Vitter Introduces “Show Your Exemption Act” as Some Members Exempting Certain Staff from Obamacare Exchange

Says there’s a loophole in the Obamacare OPM ruling that some Congressional staff would stay off exchanges

(Washington, D.C.) – U.S. Senator David Vitter (R-La.) today introduced legislation called the “Show Your Exemption” Act which would require each Congressional office to make public which staff they deem “official”. The U.S. Senate and House of Representatives were both tasked with designating their staff “official” or not. According to the Office of Personnel Management (OPM) ruling, “official” staff must enter the Obamacare exchange. Staff who are not designated “official” keep their current plan on the Federal Employee Benefit Program. The Obamacare statue clearly states that all Members of Congress and their staffs are to procure their health insurance through the Obamacare Exchange. However, the OPM ruling created a loophole that allows Members to designate some staff as not “official” in order to exempt them from the exchange.

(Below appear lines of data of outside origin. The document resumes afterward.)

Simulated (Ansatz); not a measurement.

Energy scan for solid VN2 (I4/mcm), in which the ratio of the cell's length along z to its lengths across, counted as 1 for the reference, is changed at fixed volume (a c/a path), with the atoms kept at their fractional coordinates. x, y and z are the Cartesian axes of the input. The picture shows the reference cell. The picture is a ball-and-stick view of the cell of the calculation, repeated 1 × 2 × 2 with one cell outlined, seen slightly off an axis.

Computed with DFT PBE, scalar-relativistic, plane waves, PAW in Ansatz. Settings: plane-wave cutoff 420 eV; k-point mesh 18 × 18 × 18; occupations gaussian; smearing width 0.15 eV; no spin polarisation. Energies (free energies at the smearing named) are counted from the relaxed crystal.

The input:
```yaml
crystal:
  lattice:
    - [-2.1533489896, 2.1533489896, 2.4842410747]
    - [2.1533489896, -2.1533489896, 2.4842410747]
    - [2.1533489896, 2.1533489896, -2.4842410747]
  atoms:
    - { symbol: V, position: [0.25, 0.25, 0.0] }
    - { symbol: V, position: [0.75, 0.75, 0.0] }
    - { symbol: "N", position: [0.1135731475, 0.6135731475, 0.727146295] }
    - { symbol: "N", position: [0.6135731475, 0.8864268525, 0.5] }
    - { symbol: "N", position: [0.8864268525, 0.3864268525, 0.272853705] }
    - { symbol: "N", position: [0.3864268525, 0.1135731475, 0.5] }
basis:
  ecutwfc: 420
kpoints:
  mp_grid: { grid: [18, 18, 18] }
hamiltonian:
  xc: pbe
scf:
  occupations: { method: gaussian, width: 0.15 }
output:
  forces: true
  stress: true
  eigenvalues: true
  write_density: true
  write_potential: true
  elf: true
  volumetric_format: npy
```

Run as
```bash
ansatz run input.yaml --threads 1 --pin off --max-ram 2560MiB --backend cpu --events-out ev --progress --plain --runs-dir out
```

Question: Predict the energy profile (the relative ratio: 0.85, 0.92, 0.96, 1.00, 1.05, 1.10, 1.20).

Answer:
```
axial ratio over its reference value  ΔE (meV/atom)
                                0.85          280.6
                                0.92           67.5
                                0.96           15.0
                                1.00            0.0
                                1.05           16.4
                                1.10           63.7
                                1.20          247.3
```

“For members to use this illegal loophole so that some staff stay off the exchanges altogether is outrageous. It flies in the face of the exact language of Obamacare,” Vitter said. “If these staffers aren't 'official', then the taxpayer shouldn't pay for their salaries or office support or anything else.”

Vitter has designated all of his staff, including his staff on the Environment and Public Works Committee, as “official.”

The “Vitter Amendment”, which would eliminate the Obamacare exemption for Washington altogether, would clarify that all Members of Congress, congressional staff, the President, Vice President and political appointees must purchase their health plans on the exchange. It would also require that they receive the same amount of financial support from tax credits or subsidies as any American outside of Washington.

The legislation prohibits the same group from receiving tax-payer funded contributions in the form of subsidies, tax credits, or employer contribution to purchase insurance on the exchange- as in most of these cases they earn above the maximum income ($46,000 individual/$92,000 family) and would otherwise be ineligible for subsidies or tax credits as defined in the statute.

Today is the deadline for the House of Representatives to make their designations. The Senate deadline was October 25.